Pulse Asia research — post-EDSA PH presidents

Pulse Asia research — post-EDSA PH presidents Featured

First of a series

RECENTLY, a friend shared with me the latest analysis of Pulse Asia survey data on approval/disapproval ratings of post-1986 Philippine presidents — Gloria Macapagal Arroyo (GMA, 2001-2010), Benigno Aquino III (PNoy, 2010-2016) and Rodrigo Duterte (Digong, 2016-2022). These data gathered over the years are compared with President Ferdinand Marcos Jr.'s (BBM) performance from the time he took office in June 2022 to the present — a span of eight quarters.

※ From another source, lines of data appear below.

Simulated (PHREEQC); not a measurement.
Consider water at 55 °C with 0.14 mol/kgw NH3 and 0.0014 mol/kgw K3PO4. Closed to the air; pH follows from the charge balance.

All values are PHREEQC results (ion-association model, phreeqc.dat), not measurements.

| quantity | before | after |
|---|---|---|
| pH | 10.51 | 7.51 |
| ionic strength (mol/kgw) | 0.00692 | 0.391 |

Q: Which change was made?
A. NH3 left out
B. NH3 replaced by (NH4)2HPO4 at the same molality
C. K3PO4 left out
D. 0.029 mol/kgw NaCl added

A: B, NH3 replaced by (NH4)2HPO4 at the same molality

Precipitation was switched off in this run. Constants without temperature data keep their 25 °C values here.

These figures are achromatic, but each data point is a reflection of people's perceptions — photographs capturing realities at a point in time. Each has a story to tell and for those who seek to extract some meaning, it is incumbent upon them to dig deeper, giving flesh to the numbers, making them alive. This column will attempt to extrapolate from these data the narrative behind each and extricate lessons to be learned, from presidential track records, their ups and downs, their triumphs and failures and nuances, hopefully as a guide to the current administration of BBM to where it should go — as we want it to succeed for the sake of the country and the Filipinos. How the questions were framed by Pulse Asia and asked of the participants of the survey to elicit desired responses may be subject to the biases of both. Additionally, this column takes the liberty of writing into the surveys supplementary information and nuances gleaned from current events and news headlines. Interpreting the data points and weaving them into a coherent narrative is the primary responsibility of this column.

What survey suggests

BBM assumed office in June of 2022 with a high approval rating. His 84 percent is a figure many politicians will die for. But for many of the older generation who lived through the dark days of martial law, when the incumbent's father reigned supreme, it was a shock. But the data speaks for itself indicating the attrition of the numbers of the denizens of the old regime prior to 1986. After four decades since the lamented EDSA People Power Revolution, the dramatis personae and the hordes of ordinary citizen-participants are gone. The rest are now in the minority. The current Pulse Asia data reflects a new reality. The Marcoses are back!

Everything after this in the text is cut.